I've just added some new parts about safety, and have noticed that much of what has been said in this thread ended up in there in one form or another. I'm worried because it's long-winded, but I don't know what to leave out — please comment if you have any ideas on improvement.
My email is as follows:
Our day at the range is coming up soon, and I thought I'd send you some info to get you prepared. If you have any questions about what you can bring, would like to have, or about what you can expect, please let me know.
If it looks like we'll have a day of sun, bring lots of water to stay hydrated — it's possible to refill from the sink, or you can buy bottled water up there. There's no pop available, though. I find there's nothing like a cold Coke in the middle of the afternoon.
What to bring, and what to expect
Rain or shine, we'll be outdoors all day, so dress appropriately. Although there are amenities/shelter, they will be rudimentary for most of where we'll be. We'll never be far from the car, though, so you don't have to lug everything with you.
Wear comfortable shoes/hiking boots. We'll be outside on gravel, grass, and concrete. No open-toed shoes.
A Thermos of (iced-)tea is sometimes a nice thing, and a bottle of water is good to sip at all day.
Bring a hat/cap with a brim. A simple ball cap is preferable. Since we wear ear protection, I find it fits better.
Bring a snack or some sandwiches for later in the day - there's a standard bacon, eggs, toast and hashbrowns breakfast, but after that, we're on our own.

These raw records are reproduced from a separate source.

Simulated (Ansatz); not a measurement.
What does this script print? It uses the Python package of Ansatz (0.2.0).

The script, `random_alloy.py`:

I'll take care of basic safety stuff - eye and ear protection, but if you have something you prefer, you're welcome to bring it. I'd stay away from cheap $3 sunglasses, but specific sporting sunglasses like Oakleys are fine. They're to be worn at all times, since you never know about chips of wood, or ejecting brass, etc.
No loose clothing. I know, I know, that means no puffy shirts! It's not imperative, but I usually find it makes things easier. For safety, we tell women to have a close-necked top, since dancing around with hot brass down there is not fun (at least, not for the one involved).
Guest fee is $10. I'll supply some ammo, but please bring cash for breakfast, and a little extra just in case, if you end up borrowing someone else's stuff... eg: someone may have a nice rifle to try, but at $1+ per shot, it's not a cost he or she can swallow of all the time. Pretty much everybody you ask would be happy to show or lend you stuff, as long as you ask nicely, and offer to pay for the ammo.
A few things about safety
I know most of what I might say in terms of safety might be obvious or common sense. Please don't take it as personal if I go over something you know already. I do so as much for my peace of mind, and to make sure that I don't miss anything.
There are four main rules regarding firearms that you must keep in mind at all times:
All firearms are loaded. No exceptions.
Never let the muzzle of a firearm point at anything you are not willing to destroy.
Keep your finger off the trigger unless your sights are on the target.
Be sure of your target and what is behind it.
I'll expand on that at the range, but these four points should always be foremost.
I'll take you through the basics of clearing and loading/unloading any specific firearms you will use, before we start shooting.
If you aren't sure about something, don't be afraid to ask. There are basic similarities, but even firearms with very similar designs may have subtle variations.
If at any point you hear, "Cease fire" or if I ask you to stop what you're doing, just stop firing and stand still, don't turn around to see if anything is wrong. The main thing to remember is that if you're the one holding the gun, you have to make sure it points downrange at all times, and that you know what it's pointing at.
It may seem like a lot to deal with (and yes, in some cases, it is), but the main point is that we make sure we're safe, so we can relax and enjoy things while we're up there.
August 22, 2006, 01:15 AM
The few times I've taken newbs to the outdoor range, I first sit them down on the tailgate of the truck and explain to them that a firearm can kill or seriously injure someone. This isn't a movie. You keep the pistol pointed down range, and you keep your finger off the trigger until you're ready to shoot. Usually I shoot the 1st magazine to give them confidence in me and the pistol. That it's not going to bite them in the normal course of operations. I stand 1 foot behind and 1 foot to the right of them, so I can observe their interaction with the weapon. Any unsafe handling is immediately corrected by talking into their right ear, in a reasonable tone of voice so they don't feel they are being humiliated in front of everybody.
I'm lucky that in our outdoor "pits" we can shoot at objects we bring as long as we clean them up. I prefer full cans of brand x soda.
Little or big, man or woman I prefer to start them out with my 1911 Longslide. It's heavy weight ensures reasonable recoil and immediate gratification as they hit their targets.
I've never had any problems with the people I've taken out for their first time. Knock on wood I guess. I like to take two people at a time. While one is shooting, the other is watching and loading his magazines to shoot.